No picture can be drawn to more vividly depict the age in which we live, nor could there be voiced a greater sense of urgency to contend for the faith than these: “I’ve dropped everything to write you about this.” Jude’s “compelling sense of obligation to the people of God prompted him to change his focus for their spiritual good,” one commentator writes. The text suggests His original intent was to write a letter of encouragement to the church concerning their common salvation but was overcome by an imminent danger infiltrating their ranks.

Believer’s, the Christian community is under siege. Much in the same way as when Jude penned the above words, a serious effort to undermine and destroy the undergirding truth claims of scripture is in full swing and picking up speed. Humanism, secularism, relativism, pluralism, and a countless host of other such isms are being served the gullible society we have become from every conceivable platform and media outlet including the pulpits of many mainstream churches and their respective denominational hierarchies. We must come down from the bleachers, get off the sidelines and get out on the field with more than a pea shooter.

Attending church on Sundays, returning thanks over meals, and saying bedtime prayers is good and encouraged but insufficient in and of themselves to defend the faith from those who would misrepresent and malign it. As the serpent reasoned with Eve in the garden challenging the truth of what God had said, and Satan with Jesus in the Judean wilderness; the war being waged is one of words, of ideas, of opposing worldviews and systems of belief.

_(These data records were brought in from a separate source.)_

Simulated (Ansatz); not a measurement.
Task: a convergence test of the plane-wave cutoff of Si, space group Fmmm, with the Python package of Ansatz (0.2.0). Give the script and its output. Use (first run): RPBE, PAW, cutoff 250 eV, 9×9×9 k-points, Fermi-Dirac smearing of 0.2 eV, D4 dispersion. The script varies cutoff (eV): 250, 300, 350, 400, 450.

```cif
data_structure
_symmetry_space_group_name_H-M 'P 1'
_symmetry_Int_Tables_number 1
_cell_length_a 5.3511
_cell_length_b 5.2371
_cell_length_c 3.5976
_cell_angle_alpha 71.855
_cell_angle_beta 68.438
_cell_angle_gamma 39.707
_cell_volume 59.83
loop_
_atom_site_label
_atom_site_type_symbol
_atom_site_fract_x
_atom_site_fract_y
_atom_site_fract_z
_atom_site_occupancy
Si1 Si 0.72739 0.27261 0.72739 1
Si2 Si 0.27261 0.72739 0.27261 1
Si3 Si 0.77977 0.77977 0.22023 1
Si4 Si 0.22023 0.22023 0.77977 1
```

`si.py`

Paul instructed Timothy to be a good soldier of Jesus Christ; should we be anything less? In 2 Corinthians 10:3-6 he wrote:

“The world is unprincipled. It’s dog-eat-dog out there! The world doesn’t fight fair. But we don’t live or fight our battles that way-never have and never will. The tools of our trade aren’t for marketing or manipulation, but they are for demolishing that entire massively corrupt culture. We use our powerful God-tools for smashing warped philosophies, tearing down barriers erected against the truth of God, fitting every loose thought and emotion and impulse into the structure of life shaped by Christ. Our tools are ready at hand for clearing the ground of every obstruction and building lives of obedience into maturity” (The Message).

This is a Code Red call for followers of Christ to take a stand, “. . . all the more urgent, for you know how late it is; time is running out. Wake up, for our salvation is nearer now than when we first believed” – Romans 13:11 NLT.